University Secretary
Scanning
For guidance on scanning, either download the factsheet or select one of the options below.
1. Introduction
Scanning paper documents provides many benefits, such as improved access to information and reduced storage requirements (if the original hard copies are discarded). Before carrying out any scanning, however, it is advisable to assess the cost-effectiveness. For instance, it may be inappropriate to scan the following:
- Documents with very short retention periods (e.g. 6 months or less);
- Documents that are rarely consulted;
- Documents with long or permanent retention periods (see note below).
2. Resolution
When scanning documents, the following resolutions should be used:
| dpi | Type of document |
|---|---|
|
200 |
suitable for most text documents |
|
300 |
ideal for documents with small font sizes or handwritten documents |
|
300/400 |
may be necessary for plans and drawings |
|
300/400 |
will be appropriate if optical or intelligent character recognition (OCR/ICR) or optical mark recognition (OMR) is being used |
3. Colour
A decision should be made whether to scan material in black and white, greyscale or colour. Greyscale will be ideal for documents that have poor definition or low contrast. For colour documents, tests should be conducted to establish the level of accuracy required.
| 8 bit colour |
provides 256 different colours |
|---|---|
| 24 bit colour |
provides approximately 16 million different colours. Using 24 bit colour will increase file sizes considerably and should only be used if it is essential to reproduce every tonal variation exactly. |
4. Formats
The scanned copies will need to be saved as either text files (e.g. PDF) or image files (e.g. TIFF). The format selected should be appropriate for the type of document and the length of its retention.

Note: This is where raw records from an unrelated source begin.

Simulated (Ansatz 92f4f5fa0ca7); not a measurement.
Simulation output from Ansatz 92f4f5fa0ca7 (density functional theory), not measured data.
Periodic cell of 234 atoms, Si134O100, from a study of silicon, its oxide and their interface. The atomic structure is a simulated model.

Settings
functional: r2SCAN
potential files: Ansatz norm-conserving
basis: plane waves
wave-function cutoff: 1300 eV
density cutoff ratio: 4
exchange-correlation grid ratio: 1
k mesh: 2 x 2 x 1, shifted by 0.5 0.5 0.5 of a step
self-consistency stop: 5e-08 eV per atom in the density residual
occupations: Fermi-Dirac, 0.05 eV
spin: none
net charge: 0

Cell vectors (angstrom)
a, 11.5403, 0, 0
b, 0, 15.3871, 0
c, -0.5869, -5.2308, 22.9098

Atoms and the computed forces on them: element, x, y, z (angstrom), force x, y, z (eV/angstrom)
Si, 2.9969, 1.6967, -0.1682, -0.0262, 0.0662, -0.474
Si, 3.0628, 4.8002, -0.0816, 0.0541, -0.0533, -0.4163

The longer data is held, the greater the risk that it could become unreadable. Wherever possible it is best to use standard file formats in order to reduce the danger of information becoming trapped in obsolete technology: in particular, it is advisable to use ?open source? standards (e.g. TIFF, PDF, PDF/A); these are standards for which the underlying programming code has been published, so that they are not dependent on the continued support of one particular company.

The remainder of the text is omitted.